Lawyers and Magistrates have been exhorted to implement the Convention on the Elimination of All Forms of Discrimination Against Women, CEDAW, and the Protocol on the African Charter on Human and Peoples’ Rights bordering on the rights of women in Africa, dubbed MAPUTO Protocol.

The call was made during a capacity building seminar that held in Buea recently and was attended by the Attorney General of the Southwest Court of Appeal, who represented the Minister of State, Minister of Justice and Keeper of Seals, the Director of the Women’s Counselling and Information Centre, WCIC, Yveline Ntanfa Bangji  and the Human Rights Advocate, Christopher Tambe Tiku among others.

Addressing advocates at the seminar, the Attorney General called on them to improve on the protection of women’s rights in society.

“Cameroon has willingly ratified almost all core international Human Rights Treaties, which is an indication of the importance it attaches to the promotion and protection of Human’s Rights. Under Article 24 of CEDAW, state parties undertake to adopt all necessary measures to implement the convention. This is also the case under Article 26 of the Maputo Protocol. The State is thus under the obligation to achieve the full realisation of the rights of women…,” the Attorney General said.

Meanwhile, Yveline Ntanfa of WCIC, appreciated all the advocates for attending the seminar.

According to her, “our expectations are that in your professional life, you will always refer to the instruments you’ve been told about today, especially with cases related to violation of women’s rights and discriminations because we can’t achieve the Sustainable Development Goals, SDGs, if one particular gender, the men for instance, are involved in the day-to-day running of the society…’’.

The Southwest Court of Appeal’s Vice President, Justice Helen Fon Achu, presented a paper on the application of the CEDAW and MAPUTO Protocols.  

She emphasised on the necessity of both protocols, noting that judicial actors have not been implementing them, reason why the Ministry, in collaboration with the WCIC initiated such a seminar to remind actors of justice to use the laws in their profession.

“So many women out there are suffering and need a voice to fight and stand for them. They are either being discriminated upon or being violated in one way or another…,” Barrister Joanna-Koko Lyonga said.

On his part, the Southwest Regional Secretary of the National Commission of Human Rights and Freedoms, Christopher Tambe Tiku, remarked that the enforcement of human rights is not only done at the level of the courts, as the Government has gone further to create the National Commission on Human Rights and Freedoms.

“We have been receiving many complaints in relation to the violation of human rights and we have in one way or another assisted many of such cases”.

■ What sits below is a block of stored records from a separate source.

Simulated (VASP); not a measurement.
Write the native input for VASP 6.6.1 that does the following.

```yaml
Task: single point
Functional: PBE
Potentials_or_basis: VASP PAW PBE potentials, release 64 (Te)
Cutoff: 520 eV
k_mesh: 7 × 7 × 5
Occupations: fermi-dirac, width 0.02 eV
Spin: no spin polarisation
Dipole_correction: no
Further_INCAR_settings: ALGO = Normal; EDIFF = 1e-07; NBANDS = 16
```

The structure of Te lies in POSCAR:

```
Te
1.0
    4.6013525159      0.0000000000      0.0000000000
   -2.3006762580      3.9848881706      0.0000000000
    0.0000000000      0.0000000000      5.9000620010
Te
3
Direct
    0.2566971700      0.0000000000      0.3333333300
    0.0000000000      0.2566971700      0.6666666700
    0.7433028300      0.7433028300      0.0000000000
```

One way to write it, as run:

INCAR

The MAPUTO Protocol was originally adopted by the assembly of the African Union in Maputo, Mozambique on July 11, 2003.

The official document is titled ‘Protocol to the African Charter on Human and People’s Rights on the Rights of Women in Africa’.

CEDAW was adopted in 1979 by the UN General Assembly and is often described as an international bill of rights for women. It was instituted on September 3, 1981, and has been ratified by 189 states.